I do have a lower level called units, but no one cares about units and there are issues because some units overlap each other while being administrative separate.
 
Last edited:

noetsi

Fortran must die
#8
This is the type of comment that drives me crazy. It is in the context of multilevel models. To me it suggest that, ignoring issues of standard errors, you can hardly use OLS for issues that involving variables nested inside others.

"Traditionally, researchers tended to use model results at one level to draw statistical inference at another level [individual to group]. This has proven incorrect. The results from the two single level models frequently differ either in magnitude or in sign. The relationships found at the group level are not reliable predictors for relationships at the individual level. "

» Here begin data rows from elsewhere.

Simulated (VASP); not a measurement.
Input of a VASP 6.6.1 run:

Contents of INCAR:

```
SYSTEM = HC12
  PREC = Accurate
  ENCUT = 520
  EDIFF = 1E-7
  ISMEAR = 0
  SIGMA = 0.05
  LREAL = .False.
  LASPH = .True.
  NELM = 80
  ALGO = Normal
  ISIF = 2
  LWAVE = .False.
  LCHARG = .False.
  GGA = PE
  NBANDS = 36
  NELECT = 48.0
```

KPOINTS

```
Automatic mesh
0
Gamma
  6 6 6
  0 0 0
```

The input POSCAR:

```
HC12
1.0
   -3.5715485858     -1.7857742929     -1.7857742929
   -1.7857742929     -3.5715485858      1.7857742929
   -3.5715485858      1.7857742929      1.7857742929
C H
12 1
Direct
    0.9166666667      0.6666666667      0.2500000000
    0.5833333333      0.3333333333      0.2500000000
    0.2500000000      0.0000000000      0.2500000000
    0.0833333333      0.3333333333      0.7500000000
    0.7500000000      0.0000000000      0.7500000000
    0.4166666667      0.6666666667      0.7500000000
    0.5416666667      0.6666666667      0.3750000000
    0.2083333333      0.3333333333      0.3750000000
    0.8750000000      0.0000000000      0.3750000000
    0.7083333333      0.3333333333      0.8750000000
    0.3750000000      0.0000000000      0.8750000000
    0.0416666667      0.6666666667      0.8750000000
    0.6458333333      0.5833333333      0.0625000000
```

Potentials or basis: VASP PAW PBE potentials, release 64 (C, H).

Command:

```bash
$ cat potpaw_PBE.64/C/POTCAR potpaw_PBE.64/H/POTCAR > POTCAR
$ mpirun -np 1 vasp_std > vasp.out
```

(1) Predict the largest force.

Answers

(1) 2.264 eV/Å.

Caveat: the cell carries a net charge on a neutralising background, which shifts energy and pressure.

Individual variables are variables that operate at the individual level, group variables operate at a higher level like a school. So my question would be, ignoring wrong SE which can be dealt with by robust SE, can you run OLS with variables where some variables are nested inside others like person in school. I know this is done a lot - formally it violates independence. But does it seriously bias the results?

And if it does does this mean all OLS with a variable that can be placed in a hierarchy is wrong? :p

"
 

noetsi

Fortran must die
#9
An entirely different question to not create a new thread.

I want to run an ICC test of see if group matters at all. I have a group with only 7 levels which is not normally enough to apply multilevel analysis. There are certain procedures to correct for this, bootstrapping, but I am not sure you need to do this simply to run the ICC (which is an empty model).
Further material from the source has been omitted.